Types of research data
- diary,
- laboratory notebook, field notebooks, notes from experiments
- laboratory reports, methodology descriptions
- text files, spreadsheet
- survey, interview questionnaire
- test responses
- photographs, slides
- presentations
- audiotapes and videotapes
- artefacts, specimens, samples
- data files
- standard procedure, operations protocol
- mathematical models, algorithms
- software
- computer simulation results
- transcripts, codebooks
Files formats
Your file format influences your ability to open a file at a later date. Proprietary file formats require the proper version of the proprietary software. Non-proprietary, or open, formats are more inter-operable and thus more durable. Saving your data in open, unencrypted and uncompressed formats will make your data more usable for years to come. If you can’t save your data in an open format, consider including the software name, version, and parent company in the accompanying readme.txt file for future users.
Źródło: File Formats – Research Data Management – Best Practices – Research Guides at Ohio State University
FAIR Principles
FAIR’s principles are constantly evolving as more and more organizations and institutions are interested in implementing good research data management practices.
More information about FAIR Principles you can find here:
Release licenses for research data
CREATIVE COMMONS LICENSES FOR RESEARCH DATA
![]() | CC0 – No Rights Reserved (NCN preferred) | Allows the transfer of the dataset into the public domain, allowing users to use the dataset without restrictions and without any obligations |
![]() | CC BY 4.0 – Attribution (acceptable by NCN until 31.12.2025) | Allows users to copy, modify, distribute and create new works or collections based on the licensed dataset, provided that the authorship of the dataset is indicated, allows the use of the dataset for commercial purposes |
![]() | CC BY-NC 4.0 – Attribution-NonCommercial | Allows users to copy, modify and distribute the licensed dataset for non-commercial purposes only, provided that the authorship of the dataset is indicated |
![]() | CC BY-SA 4.0– Attribution-ShareAlike | Allows users to copy, modify and distribute the dataset provided that they credit the author and share the original and modified data under the same licence |
![]() | CC BY-NC-SA 4.0 – Attribution-NonCommercial-ShareAlike | Allows users to copy, modify and distribute the dataset, provided that both the original and modified data are made available under the same licence and for non-commercial purposes only |
![]() | CC BY-ND 4.0 – Attribution-NoDerivatives | Allows users to re-use the dataset, provided that authorship is indicated. However, the licence does not allow modification of the dataset. It is not advisable for licensing research data, as it makes it virtually impossible to continue working on the data |
![]() | CC BY-NC-ND 4.0 – Attribution-NonCommercial-NoDerivatives | Allows users to download and share the dataset, provided that authorship is indicated. The collection cannot be modified or commercially used. This is the most restrictive of the licences. It is not advisable for licensing research data, as it makes it virtually impossible to continue working on the data |
| DATABASE LICENSES | |
|---|---|
| PDDL (Public Domain Dedication and License PDDL) | The public domain for databases, implies the unrestricted possibility to download, share and modify the database |
| ODC (Open Data Commons Attribution License ODC-BY) | Allows copying, modification of the database provided that the authorship of the database is indicated |
| ODbL (Database License ODC – ODbL) | Allows copying, modification and distribution of the database provided that the authorship of the database is indicated and that the modified database is distributed under the same conditions as the original database was made available |
| SOFTWARE LICENSES | |
|---|---|
| GNU GPL – General Public License | Allows the programme to be run, analysed, distributed and improved for any purpose. Derivative works must be made available under this licence, including modified source code |
| GNU LGPL – Lesser General Public License | Allows the programme to be run, analysed, distributed and improved for any purpose. It imposes restrictions known as copyleft only on individual source files. The licence commits only the source code (source files) in its original version to be made available without derivative works. |
Organisation of folders
Proper organisation of research data is extremely important to avoid confusion in project files. The organisation of files must be understandable to the author, the entire research team and any potential individual with access to the data.
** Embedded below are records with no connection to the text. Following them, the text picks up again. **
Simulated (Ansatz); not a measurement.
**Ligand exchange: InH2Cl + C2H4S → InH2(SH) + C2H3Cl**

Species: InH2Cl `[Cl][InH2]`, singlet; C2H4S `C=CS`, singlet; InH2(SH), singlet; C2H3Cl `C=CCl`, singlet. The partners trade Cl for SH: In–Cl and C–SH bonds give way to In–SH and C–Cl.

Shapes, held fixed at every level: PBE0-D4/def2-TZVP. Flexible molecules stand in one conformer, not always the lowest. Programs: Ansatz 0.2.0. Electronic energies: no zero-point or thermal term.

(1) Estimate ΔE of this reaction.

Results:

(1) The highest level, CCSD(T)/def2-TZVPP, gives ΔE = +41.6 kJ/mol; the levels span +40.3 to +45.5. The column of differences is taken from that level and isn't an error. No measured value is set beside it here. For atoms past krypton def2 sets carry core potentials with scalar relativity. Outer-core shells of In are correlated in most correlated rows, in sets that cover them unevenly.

When working in a group or preparing to share a dataset, it is essential to use the clearest possible folder structure.
Furthermore:
- the structure should be agreed and accepted by all researchers;
- folder names should always be short and unambiguous so that it is immediately clear what data is in the folder;
- if the folder structure is complex due to the scope of the project, each major collection should be accompanied by a README file characterising the collection;
- the hierarchy of folders should be coherent and logical (starting from a general folder, moving on to more detailed ones). The design of the folders should not be too deep or too shallow, depending on the size of the project, it can have 3-4 levels;
- as part of a storage strategy, it may be useful to additionally define ‘temporary folders’ from which data can be safely deleted after use.
Things to avoid:
- naming a general folder “current stuff”;
- naming folders for the researcher (folder names should refer to the content, not the authors);
- creating folders with the same names in different locations;
- create copies in different folders, if necessary you can use shortcuts to preserve the reference file.
Naming files
File names can provide a lot of information about the content of the files. They should be coherent, logical, descriptive, short and clear. During teamwork, it is necessary to establish a naming convention to avoid mistakes.
What a file name can contain:
- acronym of the current project or experiment (2-5 letters), so that it is clear what the file refers to;
- short description of the content (1-3 words);
- information about the location or coordinates (if needed);
- date;
- initials of the person (researcher or entity), or the whole surname and first name, always starting with the surname, e.g. KowalskiJ or Kowalski-Jakub
Useful tips:
- the elements of description should be organised from the general to the specific;
- spaces should be avoided; other options may be used and mixed to ensure readability:
- CamelCase (a system of notation for text sequences in which consecutive words are written together, beginning each successive word with a capital letter (except the first). For example: foreColor, setConnection, isPaymentPosted;connectors (-) may be used
- underscores (_) may be used
- when numbering files, always use multiple digits (e.g. 001 instead of 1) to avoid sorting problems;
- when using dates, always use the ISO standard (year first, then month and day):YYYYMMDD e.g. 20240528 or 2024-05-28. This can be shortened to a year or a year and month, depending on your needs and context;
- using the time, it should be noted in the HHMMSS diagram (hours, minutes, seconds)
- never use special characters such as: ę!?*&#.
Data version management
When working with data or documents, it is necessary to store different versions of them. This will minimize the risk of data loss or enable to return to an earlier version if an error occurs. In that case, the researcher needs to know which version is which.
The most simple way is to use a prefix of the file name, version number, date and/or the researcher’s initial e.g:
- file_name_v02.pdf – this is the second main version of the file
- file_name_v02-01.pdf – this is the first version of version 2
- file_name_20230915.pdf – this is the version dated 15 September 2023
- file_name_AN.pdf – this is the version prepared/revised by Anna Nowak
File names must be adapted to the nature of the conducted research. It is important to label the versions so that they are clear to the author as well as the entire research team.
Metadata
Research data metadata is the basic information used to describe the entire dataset made public, e.g. in a repository. This description should be prepared according to certain established principles.
There are many metadata standards: general, domain and institutional. The general standards are Dublin Core, Data Cite and the Data Documentation Initiative (DDI). They are universal and widely used.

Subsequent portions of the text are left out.